2010s: Sold Out

This has been a very busy week for us. Just a few short weeks back, we sold out of our 2010 vintage, which was greatly appreciated though a complete shock. We have decided to sell a much higher percentage to those that are actually enjoying our wines, selling direct to make sure that we are building relationships as we feel that this is not only an important part of a business, but also an important part of wine.

From where I am standing, I’m excited to have everyone come by with an interest in the wines, or wine in general. It is all about sharing and coming together. Of course, I have to speak about our wines. But, I look at a visit as a new relationship, a chance to learn from each other and if nothing else come share ideas and experiences over a few pours. This connection is one of the most inspiring things about wine and it is a humbling, engaging part of what we do everyday. To encourage more of these relationships, it was easy to see that there was a need to focus where our wines are being placed and offered. We seen the wines from birth to graduation, it is with great interest that we follow up on our wines’ evolution.
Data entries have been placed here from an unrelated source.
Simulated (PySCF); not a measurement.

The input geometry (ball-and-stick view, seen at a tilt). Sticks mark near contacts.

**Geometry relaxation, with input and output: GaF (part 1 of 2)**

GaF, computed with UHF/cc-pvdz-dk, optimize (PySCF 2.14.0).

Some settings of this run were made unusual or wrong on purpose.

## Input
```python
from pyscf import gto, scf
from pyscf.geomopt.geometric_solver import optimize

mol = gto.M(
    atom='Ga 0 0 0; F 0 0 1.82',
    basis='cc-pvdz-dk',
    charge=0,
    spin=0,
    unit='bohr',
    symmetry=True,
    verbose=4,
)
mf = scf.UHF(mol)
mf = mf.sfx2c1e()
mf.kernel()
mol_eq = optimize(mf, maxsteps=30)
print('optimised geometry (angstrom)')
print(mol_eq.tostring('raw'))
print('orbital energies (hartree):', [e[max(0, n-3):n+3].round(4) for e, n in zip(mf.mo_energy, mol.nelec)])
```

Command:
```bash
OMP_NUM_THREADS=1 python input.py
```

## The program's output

With evolution, we can now speak of the 2010s moving gracefully toward malolactic fermentation. As with the 2009s, we have done nothing to encourage or discourage how the wines move through each step. We trust that if the terroir has proven itself, the vineyard work has been sound and we have been careful and clean that the wines can take care of the rest. No, this is in no way the safer thing to do. But, I can’t imagine rushing, stopping, or limiting the development of a wine based upon my assumptions. In fact, much of the way that we approach things here is based upon the welcomed understanding that we don’t know much about how our actions will change things – though they may seem harmless ‘scientifically’.

With this thought, it is important to be respectful of each step of the wine’s development, while of course being watchful for anything potentially harmful to the wines. There are always things to measure, compare and learn. Though, if I change things, I really am complicating what I can take from the experience. To this end, I am still all too excited when something ‘happens’. The sound of residual co2 popping along after going to barrel, the last bits of sugar finishing primary fermentation, the slow development of fragrances coming from the barrel when opened to top up. We are now just awaiting the moment when the soft fizzing sound comes back to the cave letting us know that malolactic fermentation has begun. It is all an interesting, mysterious, exciting thing to be around. And quite frankly, each of these moments pleases me to no end. I haven’t done much, but everything is already there, inherent in the soil, vines, grapes and microclimate. Just being part of this symphony shows me just how much potential there really is with such depth around me.

In short, malolactic fermentation should be taking any moment as outside temperatures (and eventually cave temperatures) rise in the coming weeks. Knowing I played such a small role in the wine’s development truly pleases me to no end.